Monday, 15 July 2013

IAU World Trail Running Championships

The preparation

Having been selected to represent Great Britain back in May I came into the World Championships in good shape to run well in the 77km trail race with 2500m of ascent. I’d managed a good 6 week blocks of 90-100 miles a week and that came after another 6 weeks of 80 miles a week, which followed a good 12 week block running up to the 100km back in March. Racing wise I’d ran 3 marathons (1 road, 1 trail and 1 mountain race – winning 2 and running a pb), 3 half marathons (2 trail and one road – also winning 2 and running a pb) and the 100km (finishing 3rd in the UKA championships and running a pb) since Christmas, so racing results were backing up solid consistent training. My training is now much more actual running, less time in the fells, and at a much higher pace so I do think I’m a lot fitter and results have backed that up.
The race was back in North Wales so I was really relishing going back there fit and putting in a good run.

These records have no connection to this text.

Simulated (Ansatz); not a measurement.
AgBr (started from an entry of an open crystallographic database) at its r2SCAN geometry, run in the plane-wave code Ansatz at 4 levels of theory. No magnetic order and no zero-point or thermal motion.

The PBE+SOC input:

Unfortunately the selectors at Welsh Athletics aren’t so convinced I'm fitter so I missed out on selection for the World Long Distance mountain running championships due to not running the trial because of a clash with the world championships.. this was another plus really as it then really fired me up to have a good run.

When training goes well its really hard work as you never get a respite, I’ve felt on the edge of an injury for a while, really tired but still managing quality but was desperate to start tapering so did the standard 70%, 40% reductions in training load over the final two weeks with maintaining the efforts; running my last km reps session on the Wednesday before the race. But my last hard run was great, I finished a 12.5 mile trail run with the final 2 miles sat around 5:40 pace.. which a few years ago was my 10k pace. Training works and positive feedback pushes you on.

On Tuesday before the race my kit finally arrived, running for GB is obviously great but everyone knows that the kit makes it that bit special. You get every type of kit imaginable, all with ‘Great Britain Athletics Team’ emblazoned on it and that really builds the excitement. Being a Welsh Athlete I’m still running in the same vest I was given back in 2009, I have no shorts, and an old  fleece, we all have different generations of kit and we look like England’s poor cousins, it just makes such a difference to all turn up, wearing good kit, looking like a team.

Meeting team GB and the opening ceremony

Gwen and I flew over the Thursday before and met up with the team late Thursday night in Llandudno, at the (once) Grand Hotel… I knew most of the guys in the team but only knew Tracy from the females and then also had Andy Walling as team physio, who I knew from North Wales. From the management team I only really knew Adrian Stott but right from the off it was very relaxed.  Both the males and females stood a good chance of gaining individual and team medals.

Friday was to be a busy day, being one of the last to arrive I’d been nominated to carry the flag for the opening ceremony, so we had that, met lots of the other athletes and coaches.  Jo and I headed to the press conference out at the course as Jo and I were nominated to represent GB, Jo was third in Comrades and a class roadrunner, and I was an ex-local. To be at the press conference with the reigning world champions and the top performers from the last world championships was a tad daunting and we were constantly referred to as the top 8 ultra runners in the race. but I did feel fit, knew I was in good shape and running a course that suited me. Maybe over confidently I finished the press conference by saying I was fit and was looking forwards to it, but I felt good and was enjoying the pressure.

 The French dominated this event in the past so we wanted to beat them, I’d told one of the TV interviews that this was possible so was maybe getting a bit confident…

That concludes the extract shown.